Sex, er, Staffers in the City

Posted February 23, 2004 at 6:37pm

If you missed out on a party for the farewell episode of HBO’s “Sex and the City,” you can at least hit a D.C. bash tonight celebrating the start of a new political reality show on the Discovery Times channel.

Friends are throwing a party for Chris Lavery, the former deputy political director to the presidential campaign of Sen. Joe Lieberman (D-Conn.), who was one of several

people who participated in a show called “Staffers” that kicks off at 8 p.m. tonight. The screening party will take place in a private room at the Glover Park restaurant Bourbon.

The show is being billed as an under-the-radar, six-part series that will give viewers a look at the behind-the-scenes political players who actually fuel the presidential campaigns.

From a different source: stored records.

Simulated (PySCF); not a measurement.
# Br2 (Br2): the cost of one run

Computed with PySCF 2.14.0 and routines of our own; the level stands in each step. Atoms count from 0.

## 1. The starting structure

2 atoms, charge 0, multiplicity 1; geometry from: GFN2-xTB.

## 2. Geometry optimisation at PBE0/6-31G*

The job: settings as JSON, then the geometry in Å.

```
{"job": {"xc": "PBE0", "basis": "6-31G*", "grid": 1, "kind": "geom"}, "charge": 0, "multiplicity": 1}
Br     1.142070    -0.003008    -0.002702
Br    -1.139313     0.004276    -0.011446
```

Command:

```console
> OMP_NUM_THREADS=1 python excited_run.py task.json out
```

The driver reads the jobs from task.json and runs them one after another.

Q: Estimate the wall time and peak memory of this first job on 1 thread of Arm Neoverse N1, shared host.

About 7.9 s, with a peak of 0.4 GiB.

The show was created based on the campaign experiences of Susan McCue, chief of staff to Senate Minority Whip Harry Reid (D-Nev.), and New Jersey rocker/political activist John Eddie — both of whom get credits in the program.

It will track Lavery’s decision to leave law school (and his dog) to go into “true believer” mode for Lieberman, only to see the campaign crash and burn and be left assessing his future options.

The series apparently features a priceless moment involving perennial presidential candidate Lyndon LaRouche. The fur also flies when the program tracks Sandra Abrevaya, a deputy press secretary for Howard Dean, clashing with Bush-Cheney supporters who tried to crash a Joan Jett concert held for the former Vermont governor.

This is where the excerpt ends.